Step-By-Step Walk-Through of Pytorch Lightning

Takeaways

Learn step-by-step how to train a Convolutional Neural Network for Image Classification on CIFAR-10 dataset using PyTorch Lightning with callbacks and loggers for monitoring model performance.

In this blog, you will learn about the different components of PyTorch Lightning and how to train an image classifier on the CIFAR-10 dataset with PyTorch Lightning. We will also discuss how to use loggers and callbacks like Tensorboard, ModelCheckpoint, etc.

PyTorch Lightning is a high-level wrapper over PyTorch which makes model training easier and scalable by removing all the boilerplates so that you can focus more on the experiments and research than engineering the model training process. PyTorch Lightning is a great way to start with deep learning for beginners as well as for experts who want to scale their training to billion+ parameter models like Llama and Stable Diffusion.

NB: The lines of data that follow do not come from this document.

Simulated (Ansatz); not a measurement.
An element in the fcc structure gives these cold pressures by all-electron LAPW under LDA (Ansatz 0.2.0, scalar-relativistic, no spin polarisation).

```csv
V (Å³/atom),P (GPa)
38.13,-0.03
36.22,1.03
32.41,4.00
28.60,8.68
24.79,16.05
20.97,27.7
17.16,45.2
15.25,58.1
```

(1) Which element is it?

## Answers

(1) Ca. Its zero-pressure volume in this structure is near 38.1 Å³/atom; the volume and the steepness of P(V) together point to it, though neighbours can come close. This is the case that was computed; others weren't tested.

We will begin by acquainting ourselves with the key components of PyTorch Lightning, subsequently utilizing this knowledge to train an image classification model. Additionally, we will document our experiments using a logger such as Tensorboard to monitor and visualize the metrics. You can access the code used for this blog here.

Components of PyTorch Lightning

PyTorch Lightning consists of two primary components: LightningModule, and Trainer. These modules play a crucial role in organizing and automating various aspects and phases of the model training lifecycle. Let’s delve into each of them step by step. ⚡

LightningModule – Organizes the Training Loop

LightningModule contains all the logic for model initialization, training/validation steps, and the calculation of loss and accuracy metrics. It organizes the PyTorch code into six sections:

The LightningModule comprises

Initialization (__init__ and setup())
Train logic (training_step())
Validation loop (validation_step())
Test logic (test_step())
Prediction logic (predict_step())
Optimizers and LR Schedulers (configure_optimizers())

The example below shows a sample implementation of the LightningModule.

import torch
import torch.nn as nn
import pytorch_lightning as pl

class MyLitModel(pl.LightningModule):
    def __init__(self):
        super().__init__()
        self.model = load_model(...)
	self.loss_fn = nn.CrossEntropyLoss()

    def forward(self, x):
        return self.model(x)
    
    def training_step(self, batch, batch_idx):
        x, y = batch
        logits = self(x)
        loss = self.loss_fn(logits, y)
        self.log('train_loss', loss)
        return loss

    def configure_optimizers(self):
        return torch.optim.Adam(self.parameters(), lr=0.001)

In this sample example, the model is initialized with the __init__ method, and we define the training_step, which takes the batch and batch_idx arguments. We separate the inputs x and labels y from the batch, pass the inputs through the model, and calculate the cross-entropy loss. PyTorch Lightning will automatically call loss.backward() and update the Adam optimizer that we have defined in the configure_optimizers method. You don’t need to manually move the tensors from the CPU to the GPU; Lightning ⚡ will take care of that for you.

Lightning Trainer – Automating the Training Process

Once we have organized our training code with the LightningModule and loaded the dataset, we are all set to begin the training process using the Lightning Trainer.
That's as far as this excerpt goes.